The manner in which the arrest was carried out inflamed tensions as much as the arrest itself. Lebanon’s General Security Directorate, whose head is close to Hizbullah, made the arrest, which took place in the heart of Tripoli in the social services offices of Muhammad Safadi, a Tripolitan leader, member of parliament, and the current minister of finance. The General Security Directorate, whose mandate is to control borders and ports of entry and exit, was also usurping the functions of the police and of the internal security force—which is under the authority of a Sunni officer. In addition, the directorate’s actions incensed members of the army and army intelligence who were not informed of the operation but had to deal with its consequences.

The operation and its aftermath have put the government of Prime Minister Najib Mikati in a difficult position. With the General Security Directorate going after activists wanted by Damascus and the Sunni street openly supporting the Syrian revolution, the government’s policy of neutrality and nonintervention in the Syrian crisis is collapsing. Reports have also emerged that Mikati is coming under increased pressure from the Syrian government to pick sides or risk his political future.

In fact, the Mikati government has been on the verge of collapse for weeks now, and under intense pressure from Michel Aoun—Hizbullah’s and Syria’s Christian ally in the Lebanese government. So far Mikati has stood firm but the middle ground might be receding from under him as the country’s communities line up on opposite sides of the Syrian uprising.

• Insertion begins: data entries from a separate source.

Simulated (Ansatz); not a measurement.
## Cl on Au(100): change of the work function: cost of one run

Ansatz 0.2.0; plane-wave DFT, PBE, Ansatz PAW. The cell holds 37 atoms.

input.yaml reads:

The Sunni show of force in north Lebanon can be seen as a delayed response to the Hizbullah takeover of Beirut in May 2008. In that episode, Hizbullah crushed armed Sunni groups and, adding to its power over the south of Lebanon and the Bekaa region, demonstrated its overwhelming superiority in the capital. It used that power to bring down the government of Saad Hariri in January 2011 and install one it had more control over.

The Sunni groups in Tripoli are now altering the balance of power by indicating that, like Hizbullah, they will use guns, religion, and external support to create their own enclave. Hizbullah, which has no forces north of Beirut, cannot confront them head-on; nor can the weak central government impose its authority. Some commentators are speaking of the emergence of a “Northern Dahiya” (northern suburb) to counter Hizbullah’s armed “Southern Dahiya.”

This tension, if it continues, has worrisome repercussions. Internally, it could not only bring down the government but also possibly spur tension in the capital. Hizbullah has been fairly comfortable since 2008 but will be looking for ways to deal with this new challenge in the north. As of now, the Christian regions sit as a buffer zone between the Sunni north and the Shi’i-dominated capital and south. But with Christian parties allied with opposing sides of this conflict, they too might come under pressure to take stronger positions. Although a return to widespread sectarian confrontations in Lebanon—beyond the localized Sunni-Alawi skirmishing in Jebel Muhsen—still appears remote, there is no doubt that internal tensions are rising dangerously.

Externally, the mobilization of the Sunni north in support of the Syrian revolution might elicit a response from the Syrian regime. North Lebanon is close to the strategic cities of Homs and Hama and abuts the Alawi heartland in northwest Syria. The Assad regime controlled north Lebanon when its troops and intelligence agents dominated Lebanon between 1976 and 2005. But they withdrew from the north in April 2005, and Hizbullah was not able to replace Syrian power there. There has already been an escalating pattern of cross-border incidents in which Syrian troops shot across or temporarily entered Lebanese territory. Whether the embattled Assad regime will respond to the growing mobilization in north Lebanon with an escalation of such actions is yet to be seen.

It is perhaps not surprising that, given the close social and communal ties between the two countries, Lebanon would not be able to remain detached from events in Syria. It is urgent, however, that leaders in Lebanon find a way to manage these new dynamics politically, without allowing instability and insecurity to return to Tripoli or other parts of the country.

It is incumbent on leaders, both in the region and internationally, to be aware of the precariousness and volatility of the Lebanese situation. They should help maintain stability in Lebanon while redoubling their efforts to push for negotiated political change in Syria that would grant all Syrians their political rights and avoid a destructive civil war. As events in Tripoli show, that civil war would not stay within Syria’s borders.